If you find yourself in a discussion about movies, I have found that you really can’t impress most people with declarations like, “Cool Hand Luke was put in prison for cutting the heads off of parking meters while under the influence.” You want to end a conversation, say something like that.

You need to keep it simple. For example, it is okay to say “Cool Hand Luke was a cool movie.” Most people will agree, even when they don’t know what the hell movie you are talking about. Better still, say something like “That Adam Sandler movie breaks me up.” You are sure to be a hit.
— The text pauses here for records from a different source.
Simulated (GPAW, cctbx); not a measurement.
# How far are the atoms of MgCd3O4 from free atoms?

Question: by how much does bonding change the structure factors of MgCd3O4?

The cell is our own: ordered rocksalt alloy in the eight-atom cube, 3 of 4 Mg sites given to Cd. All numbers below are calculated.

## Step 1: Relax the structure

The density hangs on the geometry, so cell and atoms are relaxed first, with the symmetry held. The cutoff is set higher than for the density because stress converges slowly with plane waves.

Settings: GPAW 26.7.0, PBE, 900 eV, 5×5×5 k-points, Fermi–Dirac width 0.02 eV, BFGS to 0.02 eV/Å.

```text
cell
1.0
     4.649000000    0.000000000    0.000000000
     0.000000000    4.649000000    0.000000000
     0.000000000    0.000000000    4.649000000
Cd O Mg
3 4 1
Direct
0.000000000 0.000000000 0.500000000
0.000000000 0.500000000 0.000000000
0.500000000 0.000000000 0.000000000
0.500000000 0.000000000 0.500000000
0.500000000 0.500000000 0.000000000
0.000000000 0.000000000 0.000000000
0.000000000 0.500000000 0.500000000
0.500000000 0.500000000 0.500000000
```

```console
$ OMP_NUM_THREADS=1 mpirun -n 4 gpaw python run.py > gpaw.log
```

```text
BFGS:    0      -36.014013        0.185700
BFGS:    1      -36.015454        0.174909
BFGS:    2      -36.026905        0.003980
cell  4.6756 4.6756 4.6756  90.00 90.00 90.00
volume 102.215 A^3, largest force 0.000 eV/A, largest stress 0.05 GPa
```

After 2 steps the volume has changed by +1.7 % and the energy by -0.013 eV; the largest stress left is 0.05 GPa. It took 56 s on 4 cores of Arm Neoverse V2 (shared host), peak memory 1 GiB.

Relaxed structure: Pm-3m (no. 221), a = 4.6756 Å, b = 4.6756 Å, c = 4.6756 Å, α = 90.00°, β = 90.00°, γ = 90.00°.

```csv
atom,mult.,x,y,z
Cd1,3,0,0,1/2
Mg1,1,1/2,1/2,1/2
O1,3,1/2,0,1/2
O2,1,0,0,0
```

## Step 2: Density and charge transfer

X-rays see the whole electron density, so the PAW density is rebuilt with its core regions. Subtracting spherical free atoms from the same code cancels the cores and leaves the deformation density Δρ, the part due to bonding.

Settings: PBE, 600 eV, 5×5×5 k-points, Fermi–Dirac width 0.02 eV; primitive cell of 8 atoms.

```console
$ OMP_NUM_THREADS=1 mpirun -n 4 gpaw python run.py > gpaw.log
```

It is ill advised to quote classic dialog like “Sayin’ it’s your job don’t make it right” or “What we’ve got here is a failure to communicate” or “I’m a shakin’, boss” or “I can eat 50 hard boiled eggs in an hour,” lest your audience give you a bludgeoned fish stare.

Am I sarcastic and bitter? Absolutely. This is caused by my shrinking skull which is applying an ever increasing pressure on my big brain, a known and natural phenomenon that occurs and creates crotchetiness in the elderly.

Speaking of movies, I have a new favorite movie scene to replace the one from “Doctor Strange Love” in which Acting God Slim Pickins rides the nuclear war head like a bucking bronco, while slapping it with his Confederate Civil War hat and joyfully yelling “Yeehaw!” My new favorite scene comes from “Wings of Desire,” which I was forced to watch by Katya.

This scene involves a young girl, perhaps five years old, with coke bottle glasses and missing teeth. Someone, probably her mother, is strapping her into leg braces. She looks up at the camera (actually at the angel character in the film, as only the children can see them), and smiles the most heart-warming and heart-breaking smile. That alone is worth the price of admission.

The sweetness of that scene has left a footprint in my mushy gray brain matter. I keep seeing that little girl in my mind, her face, her expression, and each time I feel a wash of emotion for a second or two.

I really am a pussy boy.

Style-wise, I believe I best like a Punk and Rockabilly hybrid look. I like the snarl and sneer along with the do-it-yourself ethic. All in all, it suits my Bad Ass nature (Have I contradicted myself here?).

While I’m not particularly tough, I believe I could have posed and thrived quite nicely in the punk era. Even I could have successfully been a hard guy amongst such scrawny and sickly fellows as Johnny Rotten and Sid Vicious.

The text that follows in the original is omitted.